We wore great suits.

In the early days of our careers, suits were the only acceptable attire--navy or gray, not brown, not pants, usually with Brooks Brothers shirts or blouses that had big bows at the neck and sometimes even puffy sleeves.  At one point, some women opened a store in NYC called Suits & Co. that tried to add a little styling, like a slight nip in the waist, to make it clear that the wearer was actually a woman.  Good idea, but we did not love those suits. They made us feel like we were fading into the male woodwork.

We wanted to be women and lawyers--not lady lawyers. So fairly early on, we started jazzing it up. Still suits, but suits that were different--full skirts, shorter skirts, bold colors, even prints. We found if we wore suits we could wear cool variations without breaking the rules. Then we added three inch heels—in colors, patent leather--and knee high boots. And fishnets.  We were sure we looked fabulous! Because the clothes gave off a vibe of more confidence than we actually had, we started believing it too.

The suits are indelibly woven into our memories--and those of our children.

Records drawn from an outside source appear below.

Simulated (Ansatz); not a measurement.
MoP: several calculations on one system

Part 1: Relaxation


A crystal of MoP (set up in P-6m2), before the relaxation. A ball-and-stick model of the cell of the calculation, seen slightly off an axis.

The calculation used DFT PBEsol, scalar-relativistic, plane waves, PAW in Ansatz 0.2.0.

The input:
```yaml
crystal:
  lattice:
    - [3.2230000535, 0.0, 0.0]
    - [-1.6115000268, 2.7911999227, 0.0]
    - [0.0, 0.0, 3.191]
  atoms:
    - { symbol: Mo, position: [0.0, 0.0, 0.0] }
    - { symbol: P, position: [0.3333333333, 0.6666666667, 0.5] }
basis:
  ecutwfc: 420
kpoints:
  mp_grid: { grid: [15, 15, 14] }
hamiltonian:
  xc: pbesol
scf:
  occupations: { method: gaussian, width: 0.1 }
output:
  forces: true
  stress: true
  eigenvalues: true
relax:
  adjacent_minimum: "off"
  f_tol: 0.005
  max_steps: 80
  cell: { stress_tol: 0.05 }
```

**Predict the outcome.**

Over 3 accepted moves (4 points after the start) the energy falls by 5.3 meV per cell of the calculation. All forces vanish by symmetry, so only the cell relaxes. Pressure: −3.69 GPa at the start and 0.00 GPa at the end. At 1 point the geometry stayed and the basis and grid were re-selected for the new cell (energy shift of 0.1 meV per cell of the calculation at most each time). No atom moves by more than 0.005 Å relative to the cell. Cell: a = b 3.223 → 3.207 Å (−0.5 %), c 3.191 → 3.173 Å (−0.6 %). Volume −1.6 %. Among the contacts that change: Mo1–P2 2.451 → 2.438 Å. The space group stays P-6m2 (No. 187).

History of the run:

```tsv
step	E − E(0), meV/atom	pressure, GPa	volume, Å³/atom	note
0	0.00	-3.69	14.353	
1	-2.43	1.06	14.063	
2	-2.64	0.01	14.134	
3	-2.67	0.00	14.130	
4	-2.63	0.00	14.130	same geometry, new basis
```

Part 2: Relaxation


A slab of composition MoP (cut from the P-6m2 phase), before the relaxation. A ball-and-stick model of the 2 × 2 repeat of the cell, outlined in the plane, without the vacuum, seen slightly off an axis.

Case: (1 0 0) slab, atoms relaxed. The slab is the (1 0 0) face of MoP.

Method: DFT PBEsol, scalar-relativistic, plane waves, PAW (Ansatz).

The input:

E: When my daughter was in third grade, a friend and I volunteered to conduct a mock trial for her class. I showed up in one of my favorite suits: purple wool chiffon pleated skirt with a black band around the bottom and a long purple wool jacket with scalloped edges, also trimmed in black. I wish I still had it.  My daughter was absolutely mortified; the entire day is etched in her brain as a traumatic experience. Undoubtedly, it is the root cause of her penchant for conservative (from my perspective!) clothes in neutral colors. I do, however, still have the orange suit I wore with a leopard shell to her back to school night.

K: I decided to wear a shocking pink suit to a major argument. I was sure I would be the only lawyer in color, and that would get the attention of the three men on the bench, who might not realize how subversive the color was since it was disguised in a suit. I was right, and I won! From then on I wore color to court whenever I could. But always in a suit. 

As we became more confident, our wardrobes expanded to dresses, but suits remained our armor whenever we went into battle. They telegraphed confidence, even when we lacked it. Our suits weren’t shy, even when we were. They gave us the courage to be bold, and they were an essential part of our image. That image became inextricable with who we were. And who we still are.